Kenneth Clarke stopped short of apologising tonight as speculation over his future in the Cabinet continued to grow after he attacked Home Secretary Theresa May's use of "laughable and childlike" examples to criticise the Human Rights Act.
But the Justice Secretary admitted he does "rather regret the colourful language" he used to publicly question Mrs May's claim that an illegal immigrant escaped being deported because he had a pet cat.
The spat dominated much of the Conservative Party conference this week and showed no signs of abating tonight, despite Mr Clarke's insistence that he considered the issue "closed".
Dismissing as "old news" his own comments made during the conference in Manchester earlier this week, Mr Clarke said: "I consider this issue closed. The Prime Minister has made the position clear, and I fully support it.
"There is a problem with deporting foreign prisoners, which I have always agreed with Theresa needs to be addressed.
"The Government's commission on a Bill of Rights is under way."
But he added: "I do rather regret the colourful language I used at one point in my interview."
Mr Clarke claimed his Cabinet colleague had enraged judges and officials by turning the case into a "parody".
He told the Nottingham Post newspaper: "It's not only the judges that all get furious when the Home Secretary makes a parody of a court judgment, our commission who are helping us form our view on this are not going to be entertained by laughable, childlike examples being given.
"We have a policy and, in my old-fashioned way, when you serve in a government you express a collective policy of the government. You don't go round telling everyone your personal opinion is different."
Mr Clarke also acknowledged his next meeting with the Home Secretary was likely to be fractious.
"I expect I will have to wear body armour the next time I meet Theresa," he told the newspaper.
But Mrs May, who held a pink mug featuring a grey cat as she met youngsters in London this morning, remained firm, saying she did not regret referring to the cat in her speech.
She said: "I don't regret using the case of the cat. It was a decision made by an immigration judge.

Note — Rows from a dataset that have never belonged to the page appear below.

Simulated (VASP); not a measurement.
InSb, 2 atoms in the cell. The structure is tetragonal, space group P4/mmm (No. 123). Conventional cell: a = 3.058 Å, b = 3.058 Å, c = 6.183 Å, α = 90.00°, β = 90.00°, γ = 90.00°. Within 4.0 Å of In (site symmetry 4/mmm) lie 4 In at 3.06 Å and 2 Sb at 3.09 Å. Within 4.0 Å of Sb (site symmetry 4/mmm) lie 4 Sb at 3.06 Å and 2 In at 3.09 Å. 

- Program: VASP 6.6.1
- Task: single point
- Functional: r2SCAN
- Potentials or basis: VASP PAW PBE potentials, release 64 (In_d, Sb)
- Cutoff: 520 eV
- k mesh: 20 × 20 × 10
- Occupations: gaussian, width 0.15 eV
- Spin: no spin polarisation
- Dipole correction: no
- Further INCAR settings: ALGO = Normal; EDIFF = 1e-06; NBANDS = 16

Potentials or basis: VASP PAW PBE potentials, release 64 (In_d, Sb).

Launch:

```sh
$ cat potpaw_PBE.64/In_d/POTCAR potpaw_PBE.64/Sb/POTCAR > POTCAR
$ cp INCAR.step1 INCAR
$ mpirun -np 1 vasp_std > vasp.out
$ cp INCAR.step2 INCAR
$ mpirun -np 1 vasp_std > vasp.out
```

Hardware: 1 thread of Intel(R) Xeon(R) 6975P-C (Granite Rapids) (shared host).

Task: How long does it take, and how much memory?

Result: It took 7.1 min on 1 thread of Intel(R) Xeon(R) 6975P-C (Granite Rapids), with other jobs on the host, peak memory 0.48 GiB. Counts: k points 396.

"But it was one case among many, and I cited others in my speech, which show the importance of this Government doing something about the immigration rules to ensure that we're able to deport foreign criminals who we don't believe should be here."
She added: "I used an example where an immigration judge had, as part of his decision that somebody could not be deported, cited the fact that the individual had bought a cat with their partner as a sign of the quality of their family life.
"I cited other cases as well, underlining this was a very important issue, which is our ability to deport foreign criminals."
Mrs May made the comments as she visited the Safer London Foundation youth charity alongside Work and Pensions Secretary Iain Duncan Smith this morning, before details of Mr Clarke's latest attack emerged.
Both ministers later emerged from 10 Downing Street together after attending a meeting which a Number 10 spokesman insisted was a long-standing event, arranged to discuss trade and not the row between the pair.
They both smiled but declined to speak to waiting journalists who asked whether they had made up. They then left in different ministerial cars.
Other ministers, including Damian Green, were also seen leaving the meeting.
After the initial row erupted Number 10 quickly made clear that the Prime Minister backed Mrs May. Mr Cameron went on to use his conference speech to ram home that message by slapping down the Justice Secretary by joking he planned to give him a copy of Crime And Punishment, saying: "And I want you to read it, twice."
Mr Clarke's position in Cabinet has been precarious for some time. Earlier this year he was widely condemned for appearing to suggest some forms of rape were not serious and is viewed by many in the party as too soft on crime.
He is expected to be one of the losers in Mr Cameron's first reshuffle.
The row erupted when Mrs May announced plans to change rules which prevent the deportation of foreign offenders on human rights grounds, and cited the case of a Bolivian man here illegally who she said had escaped being sent back to his home country because he had a pet cat.
Mr Clarke said he did not believe that any such case existed and issued a challenge to his Cabinet colleague to accept his bet that she could not provide details of it.
The Judicial Office, which represents judges, later backed him up by issuing a statement confirming the cat, named Maya, had "nothing to do" with the 2009 decision to allow a Bolivian man to remain in the UK.
Civil rights group Liberty said it was "dangerously unbecoming" of Mrs May to use the case to bolster her argument.
But aides to the Home Secretary insisted that she was right and The Telegraph newspaper claimed today to have seen a copy of the 2008 ruling backing up her claims.
It reported that Judge James Devittie had concluded that separating the man from his pet could cause him "mental distress".